The objective of this code is to find the nearest airport(possibly best) available to user based on user's coordinates and airport's coordinates
- Run Tests
test
(from sbt-shell) or sbt "test"
(from terminal)
- Build the project
clean;assembly
(from sbt-shell) or sbt "clean;assembly"
(from terminal)
- Run the application
java -jar target/scala-2.12/nearest-airport-locator.jar --input-files "/path-to/optd-airports-sample.csv,/path-to/user-geo-sample.csv" --output-file "/path-to/nearest_airport/"
The implementation is on Apache Spark as it is known for handling huge volumes of data(or events with spark streaming) in a distributed manner with resilience. This can be also be implemented in Apache Beam/Flink data streams but as I have already worked on spark, I went with that.
- Airport coordinates might contain invalid latitudes and longitudes.
- The given dataset is the complete set of coordinates and up-to-date.
- A maximum difference in distance to the nearest airport is 50 Kms.
The logic is as follows,
- Load Airport coordinates as a dataframe and sent to broadcast for lookup operations.
- Load user coordinates as dataframe and using a UDF to calculate the distance between coordinates.
- Do a search on the airport coordinates to narrow down by fetching the areas using the latitude and longitude upper and lower limits. This gives us the possible nearby airports. The search happens in two levels, one with the latitude initially and with the longitudes next. Once we have the nearby airports, we use Haversine Formula to calculate the distance between the points from the list of nearby airports and reduce the output to the nearest airport.
- The above operation will be performed by UDF and for each user event in the dataset.
I looked over the internet for the best method to calculate the distance between two points. There are quite a few distance calculating methods like Euclidean, Manhattan etc but for this use-case Haversine might be more suitable because Haversine method gives the distance based on the great-circle along the surface of the earth and for instance Euclidean method gives the distance based on straight-line.
Currently, the airport coordinates file is loaded and cleansed inside the same application. But for real-life production scenarios, I would have a nightly job that updates the master Airport coordinates with new coordinates(if there are), clean the data and store the dataset. Then have a scheduled executor(for e.g., akka actor) inside the spark application to refresh the table/file and re-broadcast the airport Coordinates.

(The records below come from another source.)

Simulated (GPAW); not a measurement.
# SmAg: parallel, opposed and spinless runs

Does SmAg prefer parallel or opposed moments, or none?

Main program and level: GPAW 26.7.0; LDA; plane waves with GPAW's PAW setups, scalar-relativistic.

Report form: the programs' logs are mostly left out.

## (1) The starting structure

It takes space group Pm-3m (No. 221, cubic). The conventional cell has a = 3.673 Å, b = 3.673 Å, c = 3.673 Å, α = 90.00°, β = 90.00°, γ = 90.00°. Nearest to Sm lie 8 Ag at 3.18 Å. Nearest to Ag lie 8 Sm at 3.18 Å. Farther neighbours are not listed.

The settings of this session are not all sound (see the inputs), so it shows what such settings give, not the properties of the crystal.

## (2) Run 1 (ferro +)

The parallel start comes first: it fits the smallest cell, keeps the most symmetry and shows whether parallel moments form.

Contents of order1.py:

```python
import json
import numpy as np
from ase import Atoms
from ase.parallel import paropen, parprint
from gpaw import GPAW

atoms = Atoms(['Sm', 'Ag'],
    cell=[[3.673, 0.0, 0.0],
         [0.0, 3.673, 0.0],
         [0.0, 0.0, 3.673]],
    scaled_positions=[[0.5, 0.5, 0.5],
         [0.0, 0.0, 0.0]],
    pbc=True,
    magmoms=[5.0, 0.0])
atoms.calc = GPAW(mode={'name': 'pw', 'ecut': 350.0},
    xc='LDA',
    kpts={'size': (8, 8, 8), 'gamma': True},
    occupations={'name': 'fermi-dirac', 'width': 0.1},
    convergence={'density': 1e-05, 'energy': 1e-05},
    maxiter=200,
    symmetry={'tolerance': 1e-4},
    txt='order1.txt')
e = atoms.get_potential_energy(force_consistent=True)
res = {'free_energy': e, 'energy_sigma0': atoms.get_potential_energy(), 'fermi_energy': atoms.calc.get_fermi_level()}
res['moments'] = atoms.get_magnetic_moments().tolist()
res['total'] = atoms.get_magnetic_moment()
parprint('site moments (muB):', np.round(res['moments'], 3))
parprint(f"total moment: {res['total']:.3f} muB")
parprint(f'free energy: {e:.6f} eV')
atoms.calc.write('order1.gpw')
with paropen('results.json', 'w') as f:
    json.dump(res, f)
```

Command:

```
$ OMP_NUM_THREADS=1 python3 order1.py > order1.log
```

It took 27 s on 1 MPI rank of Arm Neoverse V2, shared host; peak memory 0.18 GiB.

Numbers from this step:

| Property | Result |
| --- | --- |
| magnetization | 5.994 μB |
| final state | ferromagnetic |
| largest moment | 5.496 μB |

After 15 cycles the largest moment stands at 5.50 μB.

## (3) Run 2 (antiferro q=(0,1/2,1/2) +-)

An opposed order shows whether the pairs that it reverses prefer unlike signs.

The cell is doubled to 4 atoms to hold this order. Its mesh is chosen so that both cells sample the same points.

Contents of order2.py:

- As of today, spark support objects of size up to 8Gb to broadcast. So, we can safely assume that the master airport coordinates will not exceed even if there are new airports and provided the metadata stays the same. But this also comes at the cost of choosing between the computing cost and efficiency (if we need to go with the sql joins which can also become overly complicated in terms of correctness and maintenance)
- Due to time limitation, am not able to calculate the error margin in distance calculation and could not precisely test the logic in unit tests.